Please stop spreading bs. It's not throwing away structure. Piping text doesn't ...

dang · on March 3, 2017

> Please stop spreading bs.

This breaks the HN guidelines: https://news.ycombinator.com/newsguidelines.html. Please edit out such bits. This would be a fine comment without it.

TeMPOraL · on March 3, 2017

Piping isn't the culprit. It's what you pipe that is, and Unix Philosophy says "pipe whatever the hell you want, and let the users upstream sort it out".

It's not about encoding everything in exactly the same way. It's about providing the basic, shared protocol for representing structure. With typical Unix tools, you don't have "simpler encodings", you have no encoding at all. Each tool outputs whatever its particular author felt like (and this changes between Unix systems), each tool parses things in whatever way its author felt like, and as a user your job is to keep transforming unstructured blobs of text to glue them together.

jstimpfle · on March 3, 2017

[flagged]

TeMPOraL · on March 3, 2017

> Name a well-thought out text file format that can't correctly be parsed e.g. by a Python one-liner with basic string operations. And please don't include: JSON, XML, YAML, sexps, because it's not possible, at least not without a library.

Well, because this library should be a part of the OS API.

A set of conrete cases where existing practice is bad is Unix itself (and its descendants). Think of every time a script breaks, does something unexpected, or introduces a security vulnerability, because every program has to contain its own, half-assed parser for textual data.

jstimpfle · on March 3, 2017

> because every program has to contain its own, half-assed parser for textual data.

As I said, name me a format that I can't parse correctly as a Python one-liner.

I work as a systems administrator and my scripts (mostly shell, python) don't break. I'm not kidding you.

Of course when writing shell scripts (which I think you imply) I need to know how to write non-broken shell scripts (in a clean and straightforward way) and I will freely admit that it's not easy to learn how to do it. Partly because shell has some flaws, but more because of the insane amount of broken scripts and tutorials out there.

But it's not even about defending shell. We are talking about text representation.

> Well, because this library should be a part of the OS API.

You are free to postulate that but it's won't make it less work. By the way "OS API" is ridiculous. These libraries have to be implemented for every language (and they have been, for most popular languages).

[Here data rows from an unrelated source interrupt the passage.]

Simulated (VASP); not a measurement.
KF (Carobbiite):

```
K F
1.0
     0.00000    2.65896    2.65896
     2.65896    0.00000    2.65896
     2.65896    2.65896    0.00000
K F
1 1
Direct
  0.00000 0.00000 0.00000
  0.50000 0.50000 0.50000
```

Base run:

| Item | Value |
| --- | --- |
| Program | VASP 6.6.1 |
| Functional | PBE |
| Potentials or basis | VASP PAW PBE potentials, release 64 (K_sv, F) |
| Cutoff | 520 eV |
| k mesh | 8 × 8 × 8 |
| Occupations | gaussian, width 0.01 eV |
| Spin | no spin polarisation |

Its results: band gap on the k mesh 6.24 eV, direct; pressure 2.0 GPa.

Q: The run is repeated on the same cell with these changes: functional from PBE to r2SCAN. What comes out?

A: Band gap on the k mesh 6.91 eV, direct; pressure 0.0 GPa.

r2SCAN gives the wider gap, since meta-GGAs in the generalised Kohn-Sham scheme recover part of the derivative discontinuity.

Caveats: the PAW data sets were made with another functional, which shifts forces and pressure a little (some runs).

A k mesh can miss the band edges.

swhipple · on March 3, 2017

> As I said, name me a format that I can't parse correctly as a Python one-liner.

mboxo? [1] It is a popular text format that cannot be unambiguously parsed.

More generally, most Unix tools' output is also not able to be unambiguously parsed. For example, use gcc to compile a file, then collect the warnings? The regex "^.+:\d+:\d+: warning.*" will be right most of the time, but there's no 'correct' way to parse gcc output (there is not a surjective mapping of output to input).

There are various ways to work around the problem: mboxrd format uses an escape sequence to work around the earlier problem mentioned with mboxo. `ls -l --dired' (GNU) will allow you to parse ls by appending filename byte offsets to the output. `wc --libxo xml` (FreeBSD) will give the output in XML, which is unambiguous as well. multipart/form-data (RFC2388) is used to embed binary data in a text format, by using a byte sequence which doesn't appear in the data.

Binary formats present their own set of issues, but "accidentally unparseable" is more common in text-based formats (or ad-hoc text output).

[1] https://jdebp.eu/FGA/mail-mbox-formats.html

jstimpfle · on March 3, 2017

Thanks!

It's true that filenames with whitespace or newlines are bad for interoperability ("make" is another example). There are three simple options: escaping filenames, making filenames NUL-terminated or declare such filenames as invalid. The latter way seems to have won for practical reasons, and it's a pity that "safe filenames" were never standardized (but C-identifier plus extension should be safe everywhere).

Mbox is definitely broken (for example body lines that start with "From" are changed to "> From"). I don't think it is ambiguous today (all software I know interprets "From " at the beginning of a line as a new mail), but it clearly was not much designed at all. It still has some precious properties which is why it's still in use today. For example, appending a new email (Mail server) is very fast. Crude interactive text search works also very well in practice, although automation can't really be done without a library.

Email is complex data (not line- or record-oriented), so various storage formats achieving various tradeoffs are absolutely justified.

> Binary formats present their own set of issues, but "accidentally unparseable" is more common in text-based formats.

It's true, especially with formats from the 70s where the maxime was "be liberal in what you accept", and where some file formats weren't really designed at all.

On the other hand, "accidentally unextendable" (for example, fixed-width integers) and "accidental data loss" is much more common in binary formats.

TeMPOraL · on March 3, 2017

> As I said, name me a format that I can't parse correctly as a Python one-liner.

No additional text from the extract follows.